Nick Deeks from WT Partnership shares his thoughts about infrastructure development, building safety and compliance and functional design.

We've had the Banking Royal Commission. We are having a slowdown in the economy. The Reserve Bank press releases indicate we might be dropping the interest rates, and of course, we are witnessing what many are calling a correction in the housing market. Where to from here for the building and construction sector?

The Banking Royal Commission, from what I understand, isn’t necessarily having an impact directly in the construction sector or the lending sector; it’s probably more procedure within the banks and how they do things.

Finance for construction projects has always been fairly stringent – you've got to meet a lot of criteria to be able to get through the hoops and hurdles and checks and balances within the bank to get the borrowing.

This has always been reviewed and is constantly getting tightened and is affected by what's happening within the markets so I'm not sure that has necessarily changed or been affected by the Banking Commission. I spoke to a couple of guys at the banks over the past few days and certainly the risk area is probably the tightest part of the banking system there.

About the correction in the housing market – I'm not sure whether correction is the right word for it. It seems to me that it starts with a little bit of coverage in the media, which then starts to build and then it affects the general consumer and the general population.

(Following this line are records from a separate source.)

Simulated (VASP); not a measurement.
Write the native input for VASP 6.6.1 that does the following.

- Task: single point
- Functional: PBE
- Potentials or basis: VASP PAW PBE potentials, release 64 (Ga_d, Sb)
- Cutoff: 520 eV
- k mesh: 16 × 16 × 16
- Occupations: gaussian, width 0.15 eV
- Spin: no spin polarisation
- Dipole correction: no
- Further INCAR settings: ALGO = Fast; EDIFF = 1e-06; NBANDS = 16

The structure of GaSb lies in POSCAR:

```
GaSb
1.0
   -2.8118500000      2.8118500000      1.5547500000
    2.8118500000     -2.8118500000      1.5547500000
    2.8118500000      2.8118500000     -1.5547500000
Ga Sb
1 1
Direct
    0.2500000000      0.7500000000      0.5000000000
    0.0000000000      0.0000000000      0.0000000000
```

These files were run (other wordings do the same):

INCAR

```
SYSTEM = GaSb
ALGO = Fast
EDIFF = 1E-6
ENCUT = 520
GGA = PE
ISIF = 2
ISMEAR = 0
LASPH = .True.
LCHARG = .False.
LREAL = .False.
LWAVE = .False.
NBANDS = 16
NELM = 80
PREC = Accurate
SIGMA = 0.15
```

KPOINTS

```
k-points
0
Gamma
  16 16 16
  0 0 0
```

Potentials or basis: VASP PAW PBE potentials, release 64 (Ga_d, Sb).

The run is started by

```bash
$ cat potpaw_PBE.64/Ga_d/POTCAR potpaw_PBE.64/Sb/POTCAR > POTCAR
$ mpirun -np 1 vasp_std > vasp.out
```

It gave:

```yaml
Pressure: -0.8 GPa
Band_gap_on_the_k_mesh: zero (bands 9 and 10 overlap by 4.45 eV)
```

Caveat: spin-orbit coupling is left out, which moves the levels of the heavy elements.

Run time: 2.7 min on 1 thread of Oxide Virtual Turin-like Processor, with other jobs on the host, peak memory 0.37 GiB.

Then all of a sudden you’ve got this snowball effect where the media are saying to people that houses are overpriced so people start holding off on borrowing thinking that it's going to correct itself and they'll get a better deal in six or nine months’ time, so then auction rates drop and it goes on.

Whether that's a correction or just something that happens, I think it is a kind of a cyclical thing if you're in the market. Of course, if you're selling and buying, it doesn't really make a lot of difference. If you sell at a high, you’re buying at a high; if you sell at a low, you’re buying at a low. There aren’t many people that can sell at a high, sit it out and wait and buy at a low. It probably affects the people who are trying to get into the market.

Anybody starting out, working young, in their twenties or early twenties, I don't know how they really get into the housing market unless their parents are going to give them a bit of a leg up. But millennials also have got a very different opinion to what we would have about owning a home. It was always just drummed into you as a kid that that's what you did because that's what everybody around you did – that you have to own your own home – your own piece of real estate so that you have some kind of capital growth through your life.

Many millennials don't even think about that. They seem to be quite happy renting because it gives them flexibility, it doesn't tie them down, so there's a real quandary in there. Whether things are overpriced or not, at the end of the day we’ve still got shortage in housing, we’ve got increasing population, so if there's a correction there is a correction, but it's going to correct again the other way at some point.

Let's talk about infrastructure. We have a state election and a federal election coming up, and infrastructure will be one of the top issues that will be discussed. How do you think all these changes will impact infrastructure development?

The thing is, we need infrastructure, and we’ve needed infrastructure for a long time. We are getting it at the moment certainly in New South Wales and Victoria because both governments are recycling infrastructure assets and are obtaining money and finance to be able to build more assets. We've got a real peak in construction than we have had for a few years.

I’ve been here 25 years, and it's been nothing like it is now, especially the last 4-5 years when infrastructure has really taken off. But part of it was demand, and the demand was always there, so we should have had this infrastructure built a long time ago.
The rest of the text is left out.